Safety management has evolved with time. As a profession, it has arguably helped drive down the number of injuries and illnesses in the workplace. Frequency rates are currently one-fourth of what they were in 1972 when the regulatory era began. The rate of decline, however, is far less impressive over the last decade and has essentially plateaued in the past five years. The answer isn’t more rules or regulations and doesn’t involve renewed emphasis on improving past practices. While those efforts may help, they won’t result in the statistical shift needed to create the next step-change in safety. For that to happen, we must better understand at-risk behaviors, which are the leading cause of injuries on the job.
5 Things You Should Know About At-Risk Behaviors
While most modern safety practices are rooted in behaviorism, a form of psychology dating back to the first half of the 20th century, we must turn to modern neuroscience to move forward. An example of why this is true involves the foundation and basis for most decisions. While human behavior was previously believed to be purely based on logic and reason, neuroscience has proven otherwise. As it turns out, we are irrational by nature and rely heavily on affective influences in real-time decision-making. These human factors help explain most at-risk behaviors and must be accounted for as future strategies in workplace safety begin to take shape. For reference and consideration, here are five things you should know about at-risk behaviors.
We process risks intuitively, as a “gut instinct” and respond to it affectively as a feeling or emotion.
This process occurs naturally, in real-time, in response to real-world circumstances. As it turns out, how we feel about risk is far more impactful than what we might think about it. While we might think speeding or talking on a cell phone is unsafe, we don’t necessarily feel unsafe when we do it.
By our very nature, we’re driven to pursue gain and avoid pain.
At-risk behaviors occur when there’s an anticipated benefit that outweighs all perceived costs. We like comfort, convenience, and ease and will accept some risks to get it. This helps explain why we’ll stand on a chair to change a bulb, when getting a ladder may require a little more effort and only a few moments more to do.
We value certain and immediate benefits more than distant or possible costs.
The “hassle” of wearing ear protection now to prevent hearing loss that may not be realized for years, or perhaps even decades later, is a classic example of how this impacts our perception of risks. This also helps explain why diets so often fail. The immediate benefit of eating cake or ice cream, for many, outweighs the long-term or delayed benefits of eating salads.
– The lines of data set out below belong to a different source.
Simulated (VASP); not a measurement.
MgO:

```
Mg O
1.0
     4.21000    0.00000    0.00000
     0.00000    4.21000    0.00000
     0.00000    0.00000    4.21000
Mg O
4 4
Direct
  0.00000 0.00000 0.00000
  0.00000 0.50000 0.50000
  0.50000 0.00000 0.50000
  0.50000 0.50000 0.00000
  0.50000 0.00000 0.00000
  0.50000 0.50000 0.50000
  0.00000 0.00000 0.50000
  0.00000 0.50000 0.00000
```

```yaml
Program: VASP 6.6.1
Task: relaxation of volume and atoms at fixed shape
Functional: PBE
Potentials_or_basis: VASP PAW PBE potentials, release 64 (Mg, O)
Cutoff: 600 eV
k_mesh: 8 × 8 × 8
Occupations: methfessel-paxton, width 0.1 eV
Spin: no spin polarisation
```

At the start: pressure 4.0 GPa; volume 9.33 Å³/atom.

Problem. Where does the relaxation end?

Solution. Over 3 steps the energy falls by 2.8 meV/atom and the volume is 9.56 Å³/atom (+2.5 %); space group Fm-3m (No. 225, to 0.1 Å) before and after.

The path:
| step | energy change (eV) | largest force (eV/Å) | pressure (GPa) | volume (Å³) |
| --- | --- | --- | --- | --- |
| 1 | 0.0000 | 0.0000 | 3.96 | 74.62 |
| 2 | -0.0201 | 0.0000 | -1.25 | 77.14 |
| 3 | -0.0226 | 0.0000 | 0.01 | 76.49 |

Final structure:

We rely heavily on past experiences and subsequent outcomes to refine our perception of risks.
In reality, at-risk behaviors seldom result in injury or loss. It’s for this very reason that the term “unsafe” has little to no meaning in conversation with employees. When an employee takes a shortcut, bypasses standard operating procedures, or assumes unnecessary levels of risks for a benefit that’s realized – their behavior is intrinsically reinforced. When this happens, the likelihood of recurrence increases. Telling an electrician that it’s “unsafe” for them to work on an energized system, something they may have done successfully hundreds or even thousands of times before, is at odds with their actual experience. For that very reason, we should focus instead on levels of risks and emphasize the need for improvement – not perfection.
We’re creatures of habit and operate most often on autopilot.
As humans, we process, interpret and respond to the world around us in two fundamentally different ways. Our primary mode of operation occurs naturally and requires no effort. It allows us to take in enormous amounts of information and respond to any number of needs simultaneously. This system relies on intuition and impulsive feelings or emotions to guide decision-making in response to any given situation or circumstance. Our secondary mode of operation is more calculated and deliberate and is bound by a greatly limited capacity in comparison to our primary mode of operation.
A key difference between these two systems involves the degree of awareness associated with each. While our secondary mode involves high levels of conscious awareness, our primary mode does not. For this reason, most decisions and subsequent actions occur subconsciously, or while on “autopilot”. Most modern safety practices don’t account for the role of subconscious behaviors or the at-risk habits associated with them. To create a true shift in workplace safety, this topic must get more attention. We must better understand ways to support employees as they trade bad habits for good ones – the means by which personal growth and improvement are realized.
The Next Era of Safety is Human-Centric
Creating a seismic shift in safety performance, in proportion to what has been experienced in the last 50 years, is highly unlikely. The opportunity for creating and sustaining a statistical shift, however, is possible. The answer isn’t doing more of the same, only better. It involves applying the knowledge we now have regarding human behavior to address challenges and frustrations associated with it, in the past. It’s about affective leadership in conjunction and in support of effective management. It’s about connecting with and having an impact on how employees feel, and not just what they might think about at-risk behaviors. It’s about influencing decisions and not just trying to control behaviors. It’s about people, not just systems or processes.